Hockey players, like all athletes, often visualize success. Quite often you will hear them say the goal was so real, so close, they could see it.

PITTSBURGH -- Hockey players, like all athletes, often visualize success. Quite often you will hear them say the goal was so real, so close, they could see it.

Usually that's an imagined vision. In the case of the Detroit Red Wings Monday night it was literally true. The Cup wasn't just in the Joe Louis Arena, it was out of the case, it was being wheeled to the Zamboni entrance, the keeper was on hand complete with white gloves and a tube of silver polish. The commissioner had made his way down to the ice.

Yet with 35 seconds left in the game it disappeared faster than Boots Del Biaggio.

If you think Tiger Woods' comment that people "don't watch hockey anymore" stung the NHL, imagine how the Red Wings felt when they saw the object of their desire up against the glass and then whisked away.

That's what Detroit coach Mike Babcock has had to deal with in the hours between seeing the Cup disappear in Detroit and trying to get his team focused on making it reappear -- this time on the ice -- in the Mellon Arena.

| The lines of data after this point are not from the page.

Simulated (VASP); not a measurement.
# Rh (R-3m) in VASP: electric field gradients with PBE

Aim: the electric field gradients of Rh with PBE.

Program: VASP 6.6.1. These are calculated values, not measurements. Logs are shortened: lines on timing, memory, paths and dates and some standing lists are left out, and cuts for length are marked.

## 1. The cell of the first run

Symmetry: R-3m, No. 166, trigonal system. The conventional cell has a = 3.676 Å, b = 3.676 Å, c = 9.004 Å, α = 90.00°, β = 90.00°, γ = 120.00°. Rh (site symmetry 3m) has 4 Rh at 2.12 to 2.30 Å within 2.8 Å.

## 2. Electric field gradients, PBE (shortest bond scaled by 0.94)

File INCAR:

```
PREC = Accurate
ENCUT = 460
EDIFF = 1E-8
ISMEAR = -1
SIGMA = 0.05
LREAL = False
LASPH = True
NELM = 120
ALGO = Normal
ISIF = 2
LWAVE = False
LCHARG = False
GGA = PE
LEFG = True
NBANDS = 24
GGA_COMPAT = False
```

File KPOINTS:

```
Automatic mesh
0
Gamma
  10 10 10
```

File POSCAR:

Changing players doesn't matter much now. It's certainly too late to be changing schemes. What it comes down to now is finding a way to reenergize his team. Physically it will be hard - they clearly were drained from the three-overtime effort Monday night - but mentally it would seem almost impossible.

Up by a goal with 35 seconds to play and you see it all slip away. Worse, you have to play almost another complete game before you lose it outright.

Babcock has chosen to try to lessen the disappointment by emphasizing the positives over the negatives.

"We are going to do what we always do," Babcock said. "The biggest thing is clearing your mind, remembering that the only people that can help you are the people in the room ... If we can create normalcy, I think we win."

That's true, but there is no easy way of doing that. It's not normal to be 35 seconds away from a championship and lose it hours later. Go wide right on a Super Bowl kick with that kind of time left and it's over, no chance, done, finished, walk away and so be it.

Give up the lead with 35 seconds left and then play on until near 1 a.m. and then lose, well that's harder. Detroit is, collectively, older and a bit smaller than the Penguins. It has been the goal of Pittsburgh to get the series to go deep with the idea that the younger, bigger Pens could perhaps wear down the Wings, but that was in the physical arena. In terms of being mentally strong, well NHL history shows us that teams that lose that marathon game tend to not do well afterward. Teams that win it get a tremendous bounce.

Getting the bounce and the next game at home would seem to play to the Penguins' advantage.

In the initial moments after that Game 5 loss, Babcock wrote the loss up to bounces and breaks, noting that the puck jumped over a stick: "We had the puck at the red line with one minute left; (it) bounced over one of our sticks. We had the puck in our own zone with 35, 38 seconds, whatever it was, we didn't execute in that situation. That's part of the game. They had a 5-on-3 in the last game (Game 4) and we came away with the win."

Nice thoughts, stuff happens, but the thoughts Babcock has to get out of his players collective heads is that they may have played their best game of the series and they still didn't win. That they have to do it all over again and they have to do it better and in the opponent's rink. That's not an easy thing to come to grips with no matter how good you are, no matter how many veterans are in your ranks. The thought that maybe, just maybe, the dream isn't going to happen, can take a team down.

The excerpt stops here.